Happily, too, purses in the bigger tournaments are set to return to a level much closer to what was once the norm. By way of example, while the Qatar Masters in March is offering a relatively mundane $1.5 million, the prize funds in the Middle East are $8 million in Abu Dhabi, $3.2 million in Dubai and $3.4 million in Saudi Arabia.
“Yes, there are those pretty big gaps in the schedule between the middle of February to the end of April,” Chandler said. “There are only three events in a 10-week stretch around that time. But, having said that, Keith Pelley wasn’t scratching around too much. I had a prospective venue for an event in March, but was told they were going to be all right around then.”

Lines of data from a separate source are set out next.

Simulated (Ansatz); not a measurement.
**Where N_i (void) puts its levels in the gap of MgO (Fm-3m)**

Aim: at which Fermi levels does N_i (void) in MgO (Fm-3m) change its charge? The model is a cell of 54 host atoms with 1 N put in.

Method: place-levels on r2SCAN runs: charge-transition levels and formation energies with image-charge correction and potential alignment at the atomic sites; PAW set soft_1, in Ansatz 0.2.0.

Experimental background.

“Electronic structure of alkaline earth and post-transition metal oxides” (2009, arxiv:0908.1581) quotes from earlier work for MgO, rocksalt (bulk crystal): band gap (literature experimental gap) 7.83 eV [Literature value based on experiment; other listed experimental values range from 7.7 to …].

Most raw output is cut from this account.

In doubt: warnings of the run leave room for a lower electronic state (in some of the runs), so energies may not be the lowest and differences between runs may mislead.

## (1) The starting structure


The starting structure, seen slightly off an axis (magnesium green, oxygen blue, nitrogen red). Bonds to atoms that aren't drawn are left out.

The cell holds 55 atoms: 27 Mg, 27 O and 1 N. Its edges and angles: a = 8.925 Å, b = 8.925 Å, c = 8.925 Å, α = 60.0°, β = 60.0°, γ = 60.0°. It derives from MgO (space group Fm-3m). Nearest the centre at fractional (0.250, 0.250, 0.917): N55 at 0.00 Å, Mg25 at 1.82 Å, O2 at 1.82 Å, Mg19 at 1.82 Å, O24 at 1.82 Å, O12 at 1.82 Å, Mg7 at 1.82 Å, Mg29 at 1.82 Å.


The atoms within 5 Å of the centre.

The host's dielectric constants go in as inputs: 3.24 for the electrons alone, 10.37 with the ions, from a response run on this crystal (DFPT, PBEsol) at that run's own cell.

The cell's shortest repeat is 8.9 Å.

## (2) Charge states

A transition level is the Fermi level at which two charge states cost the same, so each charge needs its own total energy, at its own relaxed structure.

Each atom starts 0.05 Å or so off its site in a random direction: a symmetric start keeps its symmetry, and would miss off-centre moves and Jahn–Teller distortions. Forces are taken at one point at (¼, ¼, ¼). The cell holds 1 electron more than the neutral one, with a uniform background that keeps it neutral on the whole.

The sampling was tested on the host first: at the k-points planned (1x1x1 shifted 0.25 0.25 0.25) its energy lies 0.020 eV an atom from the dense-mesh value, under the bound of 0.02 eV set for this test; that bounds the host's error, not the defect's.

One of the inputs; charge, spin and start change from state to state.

Chandler hypothesizes that down the road, a handful of the more prominent European Tour stops—the Scottish Open (a week before the Open Championship) and the BMW PGA Championship (immediately following the Tour Championship) for instance—could become co-sanctioned with the PGA Tour, perhaps as early as 2022. “Maybe two or three other events will be too,” Chandler said. “That will represent huge opportunities for European Tour players. If one wins one of those tournaments, he suddenly has a two-year exemption on the PGA Tour.”
All of which will surely sound good to even rank-and-file European Tour players. Pelley seems to have been able to pitch the money at the right levels and in the right places. Besides, expectations are down. Most players are grateful to be playing at all. (“Suddenly they’re not divas anymore,” Chandler said). They’ve been playing in €1 million events because that is what there was, and they need to make a living. There has, again according to Chandler, “been a massive reset in that respect.”